Maine Aquaculture Association launches video to boost state’s farmers

The Maine Aquaculture Association has kicked off a new video series focused on telling the personal stories of aquatic farmers throughout the state to increase public visibility and underscore how aquaculture complements existing marine industries in coastal communities.

The series, titled “The Faces of Maine’s Working Waterfront,” borrows a premise that has boded well for the state’s commercial fishing industry – interviewing industry members at work out on the water to give consumers an inside look at the trade. The Maine Coast Fishermen’s Association has been producing a video series called “Hard Tellin’” for a couple years.

“People are looking for local, fresh, healthy seafood produced here in the state of Maine, so our challenge is to meet that demand,” Andrew Lively, director of public affairs at Cooke Aquaculture, said in a video focused on the company’s family-founded origins in Canada and operations in Maine.

In the video, Lively explains that Cooke Aquaculture is operating numerous locations previously occupied by the state’s herring fishery, which has declined in certain areas.

“I believe aquaculture is able to supplement the industries that are here and enhance some of the industries that are here. It has become part of the landscape here in Maine,” Lively said. “Aquaculture has been able to come into communities and change the economy … but it’s still a marine-based economy, a working waterfront economy.”

David Morang, a former lobsterman and current Cooke employee, explains how he left the fishing industry and wound up working at a mill before finding his way back to the water in the aquaculture business.

The series’ second installment highlights Marshall Cove Mussel Farm, a mussel farm on the northwest side of Islesboro, Maine. Lobsterman Josh Conover and his wife, Shey, operate the mussel farm that currently employs four to five workers year-round.

“It’s a clean, environmentally friendly occupation – it’s helping water quality, it’s not hurting it,” Josh said. “I think as long as people are good stewards of the industry and stick to the rigorous standards and, it will only help us.”

The farm supplies mussels to Maine restaurants, wholesalers in the state and is beginning to ship their product throughout New England.

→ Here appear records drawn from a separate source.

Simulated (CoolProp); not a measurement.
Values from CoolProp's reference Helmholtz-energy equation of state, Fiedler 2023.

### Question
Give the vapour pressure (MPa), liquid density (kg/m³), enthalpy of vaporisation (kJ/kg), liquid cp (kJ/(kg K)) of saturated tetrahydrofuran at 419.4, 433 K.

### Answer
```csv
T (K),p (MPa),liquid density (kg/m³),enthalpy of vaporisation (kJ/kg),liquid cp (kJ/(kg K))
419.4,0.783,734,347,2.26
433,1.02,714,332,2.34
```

“Aquaculture has been a new industry for Islesboro,” Shey said. “We’re very much still on the ramp-up side of things – out first year we harvested 700 pounds and our second year we harvested 7,000 pounds, and we're just now this year getting to the point where we’re harvesting 7,000 pounds a month.”

Afton Hupper, the MAA’s outreach & development specialist, told the Ellsworth American that production cost of the video program is “a moving target” and that the MAA is paying for them now “but also trying to raise some external funding.”